Brothers (& Me) A Memoir of Loving and Giving: A Review
The Servant's Dilemma
Brothers (& Me), a Memoir of Loving and Giving is Washington Post columnist Donna Britt’s attempt at figuring out why women give so much of themselves in relationships. Though she is an award-winning journalist, Britt sees her life like most women whom she knows, overwhelmed by the demands of career and family and under appreciated by those she serves.
The Defining Moments
Britt grew up in a house full of men. The only girl of her parents’ four children, she found giving to the men she loved to be as natural as breathing. To cement this habit, while in junior high, a group of girls whom she thought to be her friends devised a “Be mean to Donna Day,” which pushed her back to the fold of men, since loving and giving to her brothers had created a comfort zone in which she knew how to maneuver.

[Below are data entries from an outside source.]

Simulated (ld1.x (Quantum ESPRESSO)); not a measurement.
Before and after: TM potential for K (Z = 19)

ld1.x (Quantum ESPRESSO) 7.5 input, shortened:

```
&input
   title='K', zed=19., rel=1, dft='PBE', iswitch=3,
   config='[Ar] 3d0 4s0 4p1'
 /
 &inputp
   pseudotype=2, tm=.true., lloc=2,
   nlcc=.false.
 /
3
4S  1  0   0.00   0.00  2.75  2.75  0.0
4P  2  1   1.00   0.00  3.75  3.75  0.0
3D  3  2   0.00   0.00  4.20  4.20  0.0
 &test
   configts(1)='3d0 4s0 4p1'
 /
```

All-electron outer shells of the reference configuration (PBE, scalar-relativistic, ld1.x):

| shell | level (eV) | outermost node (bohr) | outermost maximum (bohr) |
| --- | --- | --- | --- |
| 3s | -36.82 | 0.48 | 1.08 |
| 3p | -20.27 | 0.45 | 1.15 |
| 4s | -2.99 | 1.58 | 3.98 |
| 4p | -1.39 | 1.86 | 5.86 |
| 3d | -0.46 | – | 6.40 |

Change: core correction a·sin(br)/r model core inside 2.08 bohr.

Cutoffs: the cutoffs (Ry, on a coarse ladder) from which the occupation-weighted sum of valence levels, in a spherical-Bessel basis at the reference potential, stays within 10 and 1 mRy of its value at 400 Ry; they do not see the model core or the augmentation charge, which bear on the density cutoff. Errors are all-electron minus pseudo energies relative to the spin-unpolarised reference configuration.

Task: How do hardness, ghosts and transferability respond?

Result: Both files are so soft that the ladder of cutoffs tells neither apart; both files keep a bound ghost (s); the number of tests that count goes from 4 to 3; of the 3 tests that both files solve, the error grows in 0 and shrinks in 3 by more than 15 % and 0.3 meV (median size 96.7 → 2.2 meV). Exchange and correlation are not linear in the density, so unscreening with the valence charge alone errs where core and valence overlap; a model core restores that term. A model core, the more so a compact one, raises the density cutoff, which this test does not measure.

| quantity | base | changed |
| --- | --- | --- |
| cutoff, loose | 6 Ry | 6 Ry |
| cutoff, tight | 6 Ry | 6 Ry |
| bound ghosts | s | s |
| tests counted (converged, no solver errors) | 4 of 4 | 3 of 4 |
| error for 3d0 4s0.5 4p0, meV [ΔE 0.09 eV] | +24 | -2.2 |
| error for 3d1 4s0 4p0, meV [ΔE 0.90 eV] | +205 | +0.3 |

Britt was extremely close to two of her brothers, the oldest and the youngest. But Darrell, her oldest brother was her heart. In her eyes, Darrell could do no wrong, despite his penchant for experimenting with drugs and breaking the hearts of the girls he dated. They seemed each other’s best friend and confidante until Darrell dropped out of college and moved to California. Once he returned to Gary, Indiana, their relationship drifted, though the love stayed the same. Thus, when Darrell is "murdered" by the Gary police for what they described as bizarre and menacing behavior, Britt blames herself for not re-forging their bond. This guilt sends her into a frenzy of needing to take care of the men in her life. She eventually has three sons of her own for whom she goes far beyond her duties as mother to assure that they are “safe.” In order to cope, she pushes her dead brother’s memory into the recesses of her mind but unconsciously lives her life trying to protect him and any other Black male from his fate.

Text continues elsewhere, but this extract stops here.